Re: SequenceFile split question

2012-03-15 Thread Bejoy Ks
Hi Mohit
  If you are using a stand alone client application to do the same
definitely there is just one instance of the same running and you'd be
writing the sequence file to one hdfs block at a time. Once it reaches hdfs
block size the writing continues to next block, in the mean time the first
block is replicated. If you are doing the same job distributed as map
reduce you'd be writing to to n files at a time when n is the number of
tasks in your map reduce job.
 AFAIK the data node where the blocks have to be placed is determined
by hadoop it is not controlled by end user application. But if you are
triggering the stand alone job on a particular data node and if it has
space one replica would be stored in the same. Same applies in case of MR
tasks as well.

Regards
Bejoy.K.S

On Thu, Mar 15, 2012 at 6:17 AM, Mohit Anchlia mohitanch...@gmail.comwrote:

 I have a client program that creates sequencefile, which essentially merges
 small files into a big file. I was wondering how is sequence file splitting
 the data accross nodes. When I start the sequence file is empty. Does it
 get split when it reaches the dfs.block size? If so then does it mean that
 I am always writing to just one node at a given point in time?

 If I start a new client writing a new sequence file then is there a way to
 select a different data node?



Re: SequenceFile split question

2012-03-15 Thread Mohit Anchlia
Thanks! that helps. I am reading small xml files from external file system
and then writing to the SequenceFile. I made it stand alone client thinking
that mapreduce may not be the best way to do this type of writing. My
understanding was that map reduce is best suited for processing data within
HDFS. Is map reduce also one of the options I should consider?

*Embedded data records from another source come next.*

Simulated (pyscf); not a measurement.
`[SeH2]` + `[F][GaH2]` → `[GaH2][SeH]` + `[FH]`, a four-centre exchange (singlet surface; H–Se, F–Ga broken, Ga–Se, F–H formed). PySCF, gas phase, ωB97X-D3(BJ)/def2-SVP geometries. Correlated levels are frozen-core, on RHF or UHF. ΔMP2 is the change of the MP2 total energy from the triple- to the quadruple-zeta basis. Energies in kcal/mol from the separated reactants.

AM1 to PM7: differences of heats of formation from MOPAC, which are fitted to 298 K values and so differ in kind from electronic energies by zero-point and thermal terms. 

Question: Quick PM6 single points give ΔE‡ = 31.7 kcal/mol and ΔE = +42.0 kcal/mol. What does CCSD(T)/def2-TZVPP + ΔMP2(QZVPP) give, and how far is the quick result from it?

On Thu, Mar 15, 2012 at 2:15 AM, Bejoy Ks bejoy.had...@gmail.com wrote:

 Hi Mohit
  If you are using a stand alone client application to do the same
 definitely there is just one instance of the same running and you'd be
 writing the sequence file to one hdfs block at a time. Once it reaches hdfs
 block size the writing continues to next block, in the mean time the first
 block is replicated. If you are doing the same job distributed as map
 reduce you'd be writing to to n files at a time when n is the number of
 tasks in your map reduce job.
 AFAIK the data node where the blocks have to be placed is determined
 by hadoop it is not controlled by end user application. But if you are
 triggering the stand alone job on a particular data node and if it has
 space one replica would be stored in the same. Same applies in case of MR
 tasks as well.

 Regards
 Bejoy.K.S

 On Thu, Mar 15, 2012 at 6:17 AM, Mohit Anchlia mohitanch...@gmail.com
 wrote:

  I have a client program that creates sequencefile, which essentially
 merges
  small files into a big file. I was wondering how is sequence file
 splitting
  the data accross nodes. When I start the sequence file is empty. Does it
  get split when it reaches the dfs.block size? If so then does it mean
 that
  I am always writing to just one node at a given point in time?
 
  If I start a new client writing a new sequence file then is there a way
 to
  select a different data node?
 



Re: SequenceFile split question

2012-03-15 Thread Bejoy Ks
Hi Mohit
 You are right. If your smaller XML files are in hdfs then MR would be
the best approach to combine it to a sequence file. It'd do the job
in parallel.

Regards
Bejoy.K.S

On Thu, Mar 15, 2012 at 8:17 PM, Mohit Anchlia mohitanch...@gmail.comwrote:

 Thanks! that helps. I am reading small xml files from external file system
 and then writing to the SequenceFile. I made it stand alone client thinking
 that mapreduce may not be the best way to do this type of writing. My
 understanding was that map reduce is best suited for processing data within
 HDFS. Is map reduce also one of the options I should consider?

 On Thu, Mar 15, 2012 at 2:15 AM, Bejoy Ks bejoy.had...@gmail.com wrote:

  Hi Mohit
   If you are using a stand alone client application to do the same
  definitely there is just one instance of the same running and you'd be
  writing the sequence file to one hdfs block at a time. Once it reaches
 hdfs
  block size the writing continues to next block, in the mean time the
 first
  block is replicated. If you are doing the same job distributed as map
  reduce you'd be writing to to n files at a time when n is the number of
  tasks in your map reduce job.
  AFAIK the data node where the blocks have to be placed is determined
  by hadoop it is not controlled by end user application. But if you are
  triggering the stand alone job on a particular data node and if it has
  space one replica would be stored in the same. Same applies in case of MR
  tasks as well.
 
  Regards
  Bejoy.K.S
 
  On Thu, Mar 15, 2012 at 6:17 AM, Mohit Anchlia mohitanch...@gmail.com
  wrote:
 
   I have a client program that creates sequencefile, which essentially
  merges
   small files into a big file. I was wondering how is sequence file
  splitting
   the data accross nodes. When I start the sequence file is empty. Does
 it
   get split when it reaches the dfs.block size? If so then does it mean
  that
   I am always writing to just one node at a given point in time?
  
   If I start a new client writing a new sequence file then is there a way
  to
   select a different data node?
  
 



SequenceFile split question

2012-03-14 Thread Mohit Anchlia
I have a client program that creates sequencefile, which essentially merges
small files into a big file. I was wondering how is sequence file splitting
the data accross nodes. When I start the sequence file is empty. Does it
get split when it reaches the dfs.block size? If so then does it mean that
I am always writing to just one node at a given point in time?

If I start a new client writing a new sequence file then is there a way to
select a different data node?